As your image collection grows you will find that your responsibilities
expand to include not only things like the prevention of data loss, but elimination
of waste and inefficiencies..and one of the biggest wastes of time and money
are those caused by redundant files.
If you have duplicates in your collection, you incur inefficiencies in storage and backup (and the associated costs); but more importantly, these inefficiencies in your management of those files create a huge drain on your time. After all, if you do happen to run across a file with multiple copies, it's difficult to know which one you may have "touched" (worked on) most recently without additional investigation.

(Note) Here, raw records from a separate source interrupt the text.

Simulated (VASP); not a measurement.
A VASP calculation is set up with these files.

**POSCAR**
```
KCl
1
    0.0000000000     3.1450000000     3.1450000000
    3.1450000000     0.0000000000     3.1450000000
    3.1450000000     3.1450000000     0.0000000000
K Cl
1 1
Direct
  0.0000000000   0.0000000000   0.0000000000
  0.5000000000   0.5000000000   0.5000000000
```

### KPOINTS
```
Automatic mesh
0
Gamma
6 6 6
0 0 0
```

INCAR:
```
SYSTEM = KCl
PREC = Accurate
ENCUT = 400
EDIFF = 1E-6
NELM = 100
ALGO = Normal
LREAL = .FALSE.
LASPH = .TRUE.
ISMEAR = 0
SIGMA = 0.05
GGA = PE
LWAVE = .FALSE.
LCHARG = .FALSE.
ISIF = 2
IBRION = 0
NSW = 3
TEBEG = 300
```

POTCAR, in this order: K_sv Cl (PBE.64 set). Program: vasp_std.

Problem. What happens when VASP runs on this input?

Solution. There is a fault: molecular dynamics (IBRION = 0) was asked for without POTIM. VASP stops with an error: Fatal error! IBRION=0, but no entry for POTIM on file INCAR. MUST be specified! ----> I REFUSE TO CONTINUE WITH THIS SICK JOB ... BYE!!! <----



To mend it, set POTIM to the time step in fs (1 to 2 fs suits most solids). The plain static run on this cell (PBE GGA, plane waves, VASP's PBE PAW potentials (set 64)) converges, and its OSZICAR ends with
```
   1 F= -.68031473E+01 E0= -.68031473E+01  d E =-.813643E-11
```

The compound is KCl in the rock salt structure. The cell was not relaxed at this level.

Those of you that have tightly controlled processes for adding
files may find the following interesting, but not particularly useful. For
the rest of us, if we took the time to review the files in our collection
likely find a fair number of duplicates.For those who manage
files for others in an office or workgroup, there are probably more duplicates
than they even realize (or want to think about). The question is how to find
these redundant files without it becoming an overly burdensome "finding
a needle in a haystack" task.
The method outlined in this article shows you
how to evaluate checksums or hashes to "deduplicate" your collection.
Data Deduplication involves scouring your hard drive / server, etc. for
redundant instances of files and selectively deleting them. While the
text which follows makes reference to image files, the same process can
be used for any file type on a computer. If you are managing
a large number of image files that should not be modified (like proprietary
Raw files), then you will definitely find the following information beneficial.
As image files take up substantial space, being able to eliminate all but a single instance could significantly decrease your need for storage, especially if you haven't always had a strict file handling process when first adding files. If you have had a hard drive crash, it's quite common to end up with multiples of files when you reload all of the information, especially if a lot of that was on CDR or other removeable media. While hard drive storage is becoming cheaper all the time, if you envision moving all or part of your image collection to the "cloud" or other remote storage, it really doesn't make much sense to have multiple copies of the same image asset within the same collection.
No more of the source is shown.